Context:
For the last decade, tech incubators and scaled seed investors have basically made having a co-founder a gospel: “Show me your founding team. Who are your co-founders?” If you’ve ever pitched at a YC Demo day or any of the big seed shops, you know the drill. But why is this such a big deal?
Spoiler: it’s not about your company’s long-term success—it’s about their need for shortcuts and risk reduction at scale.
Here’s the dirty little secret: when you’re running a seed fund or an incubator at scale, you don’t have time to diligence every “kid with an idea.” So, you reach for easy signals. Can this person recruit? Has anyone else with a pulse and a LinkedIn profile co-signed this madness? If the answer is yes, great! The investor feels a little less crazy writing that first check.
But here’s the flip side: does having co-founders actually make your company better, or does it just make VCs feel better? My take: usually, it’s the latter.
Why?
Speed and Execution: Startups live and die on execution. You can’t afford endless debates or consensus-building. Someone needs to be in charge, fast. In reality, that means a single real founder. Sure, at Google-scale, diversity of thought is nice, but in the early innings? It’s a luxury you can’t afford.
Leadership (aka Balls): Founding groups of “equals” are often a sign that nobody’s willing to actually put their name and reputation on the line. You need one leader—and, yes, followers. “Co-founder” is a nice title, but it doesn’t signal who’s really leading.
Hard Calls, Hard Conversations: Even if you start as a group, someone eventually has to be the asshole and say, “This is my company.” Equal splits and endless consensus don’t win. Aggression, ownership, and the willingness to make the hard calls do.

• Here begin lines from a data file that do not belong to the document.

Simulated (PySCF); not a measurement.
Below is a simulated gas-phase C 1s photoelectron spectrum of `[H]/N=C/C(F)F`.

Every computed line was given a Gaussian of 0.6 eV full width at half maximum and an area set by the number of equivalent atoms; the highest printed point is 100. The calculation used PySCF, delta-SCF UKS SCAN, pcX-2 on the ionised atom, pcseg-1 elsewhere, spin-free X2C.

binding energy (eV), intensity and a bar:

Bottom line: Having a bunch of co-founders is a great way for investors to avoid looking stupid at the seed stage. But if you want to build something truly great, you probably want one real founder, and maybe a few people with 5% and a title if you feel like it. Don’t let the cult of the co-founder distract you from what actually moves the needle.
Market Signal: If you’re fundraising, yes, having a co-founder can help you clear the first filter. But don’t confuse that with what it takes to actually build and win. Investors are looking for easy signals. You should be looking for what actually works.